The server 10 is provided with a sensor data reception unit 101, a sensor data storage unit 102, a teacher data reception unit 103, a teacher data storage unit 104, a classifier generation unit 105, a classifier transmission unit 106, an analysis execution unit 107, an analysis result storage unit 108, an analysis result transmission unit 109, and an analysis result reception unit 110. The sensor data reception unit 101 receives sensor data from the sensor terminal 20. The sensor data storage unit 102 stores the sensor data. The teacher data reception unit 103 receives teacher data to be used for learning. The teacher data storage unit 104 stores the teacher data. The classifier generation unit 105 generates a classifier through learning using the sensor data and the teacher data. The classifier transmission unit 106 transmits the generated classifier to the sensor terminal. The analysis execution unit 107 analyzes the sensor data using the classifier. The analysis result storage unit 108 stores the analysis result for a certain period of the time. The analysis result transmission unit 109 transmits the stored analysis result to the viewer. When an analysis is made at the sensor terminal 20, the analysis result reception unit 110 receives the analysis result.

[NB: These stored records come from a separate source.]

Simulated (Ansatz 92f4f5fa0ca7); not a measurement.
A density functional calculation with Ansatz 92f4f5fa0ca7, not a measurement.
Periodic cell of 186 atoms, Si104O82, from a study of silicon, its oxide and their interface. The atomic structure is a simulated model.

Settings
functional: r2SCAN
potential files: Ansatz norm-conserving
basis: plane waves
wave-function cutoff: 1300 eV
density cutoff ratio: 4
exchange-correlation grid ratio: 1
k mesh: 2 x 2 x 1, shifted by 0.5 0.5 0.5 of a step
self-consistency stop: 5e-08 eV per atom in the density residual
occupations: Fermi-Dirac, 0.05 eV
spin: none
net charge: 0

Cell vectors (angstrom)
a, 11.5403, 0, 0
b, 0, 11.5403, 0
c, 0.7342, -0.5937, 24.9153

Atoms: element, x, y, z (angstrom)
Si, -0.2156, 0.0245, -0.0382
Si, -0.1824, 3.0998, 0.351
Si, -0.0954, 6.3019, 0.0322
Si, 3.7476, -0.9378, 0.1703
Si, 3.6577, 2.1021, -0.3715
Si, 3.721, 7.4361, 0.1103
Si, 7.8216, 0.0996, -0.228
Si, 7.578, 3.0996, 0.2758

The teacher data input terminal 30 is provided with a teacher data input unit 301 to which a user inputs teacher data, a teacher data storage unit 302 that stores the inputted teacher data, and a teacher data transmission unit 303 that transmits the stored teacher data.
Note that the server 10 may also be constructed of a computer provided with a storage unit, I/F unit and a central processing unit, and may also be configured such that processing by the central processing unit is executed according to a program. In such a case, the storage unit functions as the sensor data storage unit and the teacher data storage unit analysis result storage unit, and the central processing unit functions as the learning device or the classifier. The central processing unit may be mounted with a program of an analysis algorithm in advance or a program may be stored in the storage unit and the program may be downloaded to the central processing unit.
Sequence of Data Analysis Method
The sensor terminal measures predetermined sensor data using the various sensors mounted therein, stores the sensor data in the sensor terminal and transmits the measured sensor data to the server. On the other hand, the teacher data input terminal stores the inputted teacher data and transmits the teacher data to the server.
The server executes learning using the sensor data transmitted from the sensor terminal and the teacher data transmitted from the teacher data input terminal, thereby generates a classifier and transmits the generated classifier to the sensor terminal.
The sensor terminal analyzes the sensor data using the classifier transmitted from the server and transmits the analysis result obtained to the server. The server stores the analysis result transmitted from the sensor terminal. The sensor terminal can also directly transmit the analysis result obtained to the viewer to thereby display the analysis result on the viewer as required.
Analysis Processing Flowchart
The server stores the sensor data received from the sensor terminal and the teacher data received from the teacher data input terminal (S1-1 to S1-4), executes learning using the sensor data and the teacher data, thereby generates a classifier and transmits the generated classifier to the sensor terminal (S1-5 to S1-7).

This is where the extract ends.